Parenting through the Looking Glass

Parenting through the Looking Glass. What an adaptation of Alice in Wonderland taught me about adulthood, childhood, and parenting. (Picture: Illustration from Alice in Wonderland of Alice, the White Rabbit, and the Mad Hatter at the tea party.)

The fairy-like White Queen gazed at me intently. Lying on a table, her look invited me into Wonderland, a place of childhood on the edge of adulthood. Then she shoved herself backwards, flew across the table, and jumped to her feet, towering over us.

This was all quite literal.

Last weekend, Chris and I took our first trip by ourselves since Sprout was born. The trip was nominally celebrating our eleventh wedding anniversary. So we were in New York City, watching a play put on in a former mental institution. The play – based on Alice’s Adventures in Wonderland, Through the Looking Glass, and the real-life relationship between Lewis Carroll and Alice Liddell – sparked insight for me about childhood, parenting, and how both are more complex than they seem.

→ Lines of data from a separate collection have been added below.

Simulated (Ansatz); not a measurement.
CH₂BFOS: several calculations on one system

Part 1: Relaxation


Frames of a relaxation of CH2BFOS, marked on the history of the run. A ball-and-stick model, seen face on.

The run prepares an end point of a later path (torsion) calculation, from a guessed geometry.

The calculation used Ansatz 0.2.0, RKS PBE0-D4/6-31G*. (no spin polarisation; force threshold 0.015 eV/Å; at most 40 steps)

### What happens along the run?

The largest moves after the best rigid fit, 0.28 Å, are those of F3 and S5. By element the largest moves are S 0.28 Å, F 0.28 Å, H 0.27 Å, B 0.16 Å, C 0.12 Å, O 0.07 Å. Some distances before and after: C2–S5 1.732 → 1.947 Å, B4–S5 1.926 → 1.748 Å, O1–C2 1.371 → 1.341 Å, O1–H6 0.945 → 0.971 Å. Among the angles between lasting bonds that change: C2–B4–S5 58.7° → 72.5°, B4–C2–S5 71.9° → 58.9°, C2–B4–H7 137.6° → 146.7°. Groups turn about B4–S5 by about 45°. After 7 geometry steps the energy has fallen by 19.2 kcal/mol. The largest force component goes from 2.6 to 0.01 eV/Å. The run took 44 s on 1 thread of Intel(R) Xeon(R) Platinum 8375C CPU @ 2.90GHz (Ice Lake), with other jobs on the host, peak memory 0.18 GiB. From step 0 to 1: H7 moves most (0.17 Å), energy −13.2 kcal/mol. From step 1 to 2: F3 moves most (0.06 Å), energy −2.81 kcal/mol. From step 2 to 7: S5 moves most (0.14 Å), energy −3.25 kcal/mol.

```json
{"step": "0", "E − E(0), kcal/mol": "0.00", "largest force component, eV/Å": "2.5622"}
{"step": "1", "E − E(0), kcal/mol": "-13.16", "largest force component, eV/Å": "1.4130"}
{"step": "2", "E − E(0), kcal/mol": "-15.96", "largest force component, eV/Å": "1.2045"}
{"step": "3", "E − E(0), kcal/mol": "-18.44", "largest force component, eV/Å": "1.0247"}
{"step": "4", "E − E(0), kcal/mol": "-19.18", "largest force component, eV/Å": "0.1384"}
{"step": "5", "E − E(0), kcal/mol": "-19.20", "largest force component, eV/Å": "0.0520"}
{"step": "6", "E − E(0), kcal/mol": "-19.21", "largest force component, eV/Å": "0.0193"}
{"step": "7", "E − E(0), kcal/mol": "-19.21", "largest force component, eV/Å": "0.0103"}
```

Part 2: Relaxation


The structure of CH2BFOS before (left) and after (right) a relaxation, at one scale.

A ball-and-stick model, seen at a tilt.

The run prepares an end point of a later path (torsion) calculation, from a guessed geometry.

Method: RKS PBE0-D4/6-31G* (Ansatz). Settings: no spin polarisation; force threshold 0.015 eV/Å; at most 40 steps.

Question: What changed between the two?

The play was Then She Fell, an immersive, surreal, beautiful adaptation. Rather than a traditional play with actors on a stage and the audience in seats, the audience is intimately part of the performance. Right after the introduction, the actors led groups to separate rooms to watch scenes of characters interacting with each other and us. They quickly split us up again and again until you were one-on-one with some of the characters.

Like the books, the play explores the liminal, transformative space between childhood and adulthood. It wrestles with the back-and-forth, push and pull of the two. The White Queen represents the chaotic, magical, wild place of childhood; the Red Queen the buttoned-up, controlled, proper world of adulthood. In the play, they’re warring. Alice and the audience are continually torn between the two.

And yet, as a parent, I know in my heart that the child/adult split isn’t so simple. Childhood is never as easy as adults remember it. It’s hard, confusing and frequently overwhelming. That’s why children’s Big Emotions can be so devastating. While adults think of childhood as a time of ultimate freedom and no responsibilities, children never do. In fact, they often long for adulthood. To them, adulthood is a time you finally understand things and have control over your life.

On the flip side, becoming an adult doesn’t mean abandoning adventure and imagination  for cruel reality. Wonder and responsibility can co-exist. Stories are not a distraction from adulthood – they’re what get us through the most difficult of times, child and adult alike. The ordinary world and Wonderland can and do overlap, just as long as we give each the right space.

But these two worlds can’t illuminate each other unless we see the relationship between us and our children as two-way. We teach them, but they also teach us.

Just as Alice stepped through the Looking Glass, parents and children are both windows and mirrors for each other. We parents offer children a window into our world, seeing bits and pieces of the realities and responsibilities of being an adult. My experiences may seem terribly foreign to my children now, but I hope that I provide enough context for them to make sense of it themselves. I answer Sprout’s questions straightforwardly and honestly, from pregnancy to death. I try to be open with him about my failures, whether they’re getting rejected by an editor or losing his hat. He doesn’t always make it easy – he bought up the hat incident the other day even though it happened months ago!

Meanwhile, he provides me with glimpses into his world. Every time he stops to pick a dandelion, treats his stuffed bunny as real, or sets up an imaginary ice cream shop, he’s opening up that window. When I tell a Hop and Bun story, order pizza from our play kitchen, or listen to the intricacies of his toy trains, I can enter that world for just a little while. I can’t stay there, but in the long run, none of us can.

At the same time, we act as mirrors for each other. What we see in our children is often a reflection of us.

Sometimes it’s good, like when we see our values embodied in them. I see it in Sprout when he hugs his brother or shares toys with random strangers in the park. Ilana Wiles, who writes the blog Mommy Shorts, has a great story about how her older daughter told her younger one, “There is no GIRL STUFF and BOY STUFF.”

And we see ourselves mirrored in not-so-flattering ways too. When Little Bird put his hands on his hips when he was angry the other day, I realized that maybe he saw it someone in our household do it too often. (Yep, it’s me.)

As they grow older, they’ll see themselves in me as well. From reactions to favorite songs to our deepest anxieties, we look to our parents to understand ourselves.

As parents of young children, we’re constantly in that liminal space, that in-between world lying between childhood and adulthood. We try to guide our children into the adult world while they teach us to re-experience childhood through new eyes. Rather than trying to wrest control to one side or another, we can embrace both.

It took a weekend away from my children and falling down the rabbit hole to remind me how much we have to teach each other.